One World 2017 reaches out to audiences with various disabilities

 

Audiences with various types of disabilities will this year for the first time have the opportunity to attend selected screenings, debates and ceremonies at the One World International Human Rights Documentary Film Festival, which will take place in Prague from 6 – 15 March. The festival team in cooperation with expert organisations will open up part of the programme to the blind and partially sighted, the deaf and hard of hearing, audiences with mental disabilities and reduced mobility. One World will thus become the first festival in the Czech Republic to systematically remove barriers faced by various groups of people. 

"We work with a broad concept of human rights, as stated in the Universal Declaration," said festival director Hana Kulhánková. "According to the Declaration everyone has the right to freely participate in the cultural life of their community.” The initiative to open up the festival and make it accessible is called One World for All and in the first year it will apply only to a selected part of the programme.

"Last year at an international meeting of documentary film festival organisers, which regularly takes place during One World in Prague, we talked about what large festivals are missing and what needs to be improved," said Kulhánková. "We discovered that the main thing is accessibility for people with various disabilities, so we decided to address that this year."

"Making the festival more accessible is also in keeping with the theme of the festival, which is the Art of Collaboration," Kulhánková continued. "We are trying to accommodate all groups of audiences and to give them the widest possible access to our festival. No other cultural event in the Czech Republic has taken such a comprehensive approach."

The deaf watch Hollywood and cannot access Czech films

There are more than a million people with disabilities in the Czech Republic, representing a huge potential audience. But large cultural events are open only to some of them. Many film and music festivals are today accessible only to people with reduced mobility, for example. But there are also around a half million people living among us with hearing impairments, of whom some 15,000 were born with impaired hearing, and almost 8,000 are completely deaf, whose mother tongue is sign language. They are dependent on interpretation or special subtitles, neither of which is necessarily available at most cultural events in the Czech Republic.

"Most large festivals in the Czech Republic unfortunately do not offer interpretation, so it's hard for the deaf to participate in cultural life to the same degree as everyone else," said Zuzana Hájková, a Czech sign language translator. "The deaf don't go to Czech films in the cinema simply because there are no subtitles. This pushes us away from Czech culture and that's a real shame. That's why most of us love American or foreign films."

Openness is not common at Czech cultural events even for people with mental disabilities, which is about 3% of the population. "For these people it is difficult just to get their bearings in the various festivals, to buy a ticket and arrange for someone to accompany them,” said Camille Latimier, director of the Association to Support People with Mental Disabilities. “They often therefore go to events that someone else has chosen for them, usually where the person accompanying them wants to go. For this group of people it is very helpful when things like the festival programme, the ticket reservation system and getting around at the venue itself are simple and easy to navigate. On top of that, in our experience these are things that everyone ends up appreciating."

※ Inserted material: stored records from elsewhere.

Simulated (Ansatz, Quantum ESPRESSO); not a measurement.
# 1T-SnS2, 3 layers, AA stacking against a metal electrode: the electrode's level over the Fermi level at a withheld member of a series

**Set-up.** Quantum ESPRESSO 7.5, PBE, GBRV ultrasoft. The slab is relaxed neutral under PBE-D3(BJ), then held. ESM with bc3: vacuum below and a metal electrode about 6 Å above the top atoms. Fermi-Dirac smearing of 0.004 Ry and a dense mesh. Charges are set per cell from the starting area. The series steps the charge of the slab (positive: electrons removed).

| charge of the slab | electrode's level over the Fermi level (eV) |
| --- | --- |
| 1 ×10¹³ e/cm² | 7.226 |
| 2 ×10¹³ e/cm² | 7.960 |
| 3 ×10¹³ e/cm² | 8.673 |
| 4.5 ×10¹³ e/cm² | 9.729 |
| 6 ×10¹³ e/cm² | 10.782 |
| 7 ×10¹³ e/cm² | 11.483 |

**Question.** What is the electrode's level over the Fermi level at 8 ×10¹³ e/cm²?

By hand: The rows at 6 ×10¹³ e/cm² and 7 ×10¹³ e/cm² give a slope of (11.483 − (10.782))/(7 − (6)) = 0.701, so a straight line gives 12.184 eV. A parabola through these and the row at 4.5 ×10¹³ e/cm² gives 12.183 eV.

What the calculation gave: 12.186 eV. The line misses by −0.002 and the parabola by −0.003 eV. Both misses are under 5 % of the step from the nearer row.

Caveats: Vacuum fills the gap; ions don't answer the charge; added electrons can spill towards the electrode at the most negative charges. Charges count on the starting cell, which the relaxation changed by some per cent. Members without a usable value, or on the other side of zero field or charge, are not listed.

One World opening ceremony this year also in sign language

Selected texts on the website and in the One World 2017 film catalogue will be adapted into a special easy-to-read format and the festival team including volunteers will be trained in communicating with people with special needs. Special attention will also be devoted to making the cinemas easier to navigate. In addition, One World is attempting to remove, or at least reduce, barriers in the cinemas where the festival films are screened. The festival opening ceremony in the Lucerna cinema and the ceremonial presentation of the Homo Homini Award for human rights at the Prague Crossroads will be interpreted into sign language, including the musical parts of the programme. Audiences will also be able to watch one of the panel debates in sign language as well as Q&As following documentary films featuring special subtitles. These were created in cooperation with representatives of groups for the deaf and hard of hearing for the films Children Online, Normal Autistic Film, Good Postman, Dil Leyla a Seeing Voices. The first two of these will also feature audio description for the blind and visually impaired. This will also accompany an exhibition of photographs taken by blind photographers from the film Shot in the Dark at the Audience Centre in the Lucerna Gallery.

Some of the cinemas in which One World will screen films are equipped with an induction loop. But not all cinemas use the system, even though it is an important tool allowing the hard of hearing to better understand the films. "An induction loop is an electronic device installed in the cinema or at the box office that makes it easier for hearing impaired audiences to receive sound from the film and understand what they are watching," explains Mariana Chytilová, coordinator of One World for All.

One World will also include deaf, visually impaired people and people in wheelchairs among its volunteers who are helping to run the festival.

Audience members with a disability ID card will receive a 50% discount on all screenings. The person accompanying them will receive the same discount.

This year's festival programme also features a whole range of films about people who must overcome certain types of barriers and come to terms with the restrictions that society sees as a handicap. These films will help regular audience members understand their situations.  

"The handicap does not originate with the disabled person, but from society that creates barriers," said Mariana Chytilová. "The attempt to create an open environment is ultimately not only advantageous for people with disabilities, but for everyone – for parents with prams, for seniors or for people who don't speak Czech." One World traditionally offers afternoon screenings for seniors with reduced ticket prices and this year for the first time also a baby-friendly screening in which the lights are not completely dimmed, the volume is not as loud and children not expected to be quiet.

All information about the screenings and the accompanying programme open to specific groups is available in an easy-to-read format at www.jedensvet.cz/jsprovsechny (only in Czech language and Czech sign language). After Prague, One World for All will for the first time also be applied in other festival cities in the Czech Republic.